September 02, 2004
Hurricanes and Climate Change

Chris Mooney has sparked a bit of discussion about the media's coverage of hurricane Frances, and whether reporters ought to be pointing out to the public the linkage between hurricanes and greenhouse-induced climate change. Mooney, using Ross Gelbspan's words as something of a surrogate, seems to be suggesting that reporters, if they are being honest with the science, ought to be sketching out the connection. Implicit in this is the assumption, common currency in the initial post and the comments that follow, that there's a global warming->more and stronger hurricanes link.

Well, maybe. But maybe not. And I think this is an important point that should be handled with some care, lest Mooney, Gelbspan and their ilk leave themselves open to the same sort of accusations of manipulation of the science that they so frequently accuse the climate change contrarians of committing.

Let's look first at Gelbspan's words, as quoted by Mooney:


Given the dramatic increase in extreme weather events, one might think that journalists, in covering these stories, would include the line: "Scientists associate this pattern of violent weather with global warming." They don't.

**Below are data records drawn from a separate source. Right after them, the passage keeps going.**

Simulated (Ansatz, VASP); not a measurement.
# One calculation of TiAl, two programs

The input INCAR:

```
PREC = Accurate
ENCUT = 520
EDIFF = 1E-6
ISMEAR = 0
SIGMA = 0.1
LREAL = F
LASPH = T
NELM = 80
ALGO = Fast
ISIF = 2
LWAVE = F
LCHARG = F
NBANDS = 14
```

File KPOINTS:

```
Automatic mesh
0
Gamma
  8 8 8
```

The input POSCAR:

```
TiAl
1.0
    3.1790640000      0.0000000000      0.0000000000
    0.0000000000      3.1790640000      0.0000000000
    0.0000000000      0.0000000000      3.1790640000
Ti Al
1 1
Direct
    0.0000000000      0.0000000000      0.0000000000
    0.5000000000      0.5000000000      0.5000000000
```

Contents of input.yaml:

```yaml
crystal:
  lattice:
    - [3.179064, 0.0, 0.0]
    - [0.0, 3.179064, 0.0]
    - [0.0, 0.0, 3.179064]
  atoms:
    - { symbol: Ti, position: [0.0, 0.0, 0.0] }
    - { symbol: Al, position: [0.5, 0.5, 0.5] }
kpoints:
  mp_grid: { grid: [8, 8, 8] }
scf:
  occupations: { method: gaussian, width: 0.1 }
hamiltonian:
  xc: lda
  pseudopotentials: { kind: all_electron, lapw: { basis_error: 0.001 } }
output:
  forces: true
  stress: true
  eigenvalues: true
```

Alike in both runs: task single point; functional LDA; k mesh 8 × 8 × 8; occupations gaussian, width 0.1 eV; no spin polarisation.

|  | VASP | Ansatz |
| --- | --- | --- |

It would be lovely if Gelbspan cited a source for this claim that there has been a "dramatic increase in extreme weather events." I'm not sure he does. But let's check out the Intergovernmental Panel on Climate Change's dreaded summary for policymakers. On this crucial question of hurricanes, which is the whole raison d'etre for Mooney's post, the IPCC concludes that there is no evidence for increased hurricane intensity over the last half of the twentieth century. They go on to say that it's "likely" (a modestly strong assertion in the IPCC's lingo) that hurricanes will get stronger in the future under greenhouse climate change. On the question of hurricane frequency (here you have to burrow back into the detailed text of the full report) the IPCC concludes that there is no evidence of an increase in hurricane frequency in the past (one wonders where Gelbspan's "dramatic increase in extreme weather events" fits here) and , "there is some evidence that regional frequencies of tropical cyclones may change." (emphasis added)

This is not exactly the strong and vibrant consensus of the scientific community that Mooney seems to want the news media to be sharing as Frances does the lock-and-load thing off the Florida coast.

Don't get me wrong here. There is an important consensus that an array of climatological extremes is a clear likely consequence of greenhouse climate change, especially in the area of droughts, heat waves and more intense precipitation events. And that's important. The most significant climate-linked human problems come from swings - weather that's wetter than you expect, or drier. But Mooney seems to be wanting the news media to be doing something over the next few days that seems at best weakly supported by the science.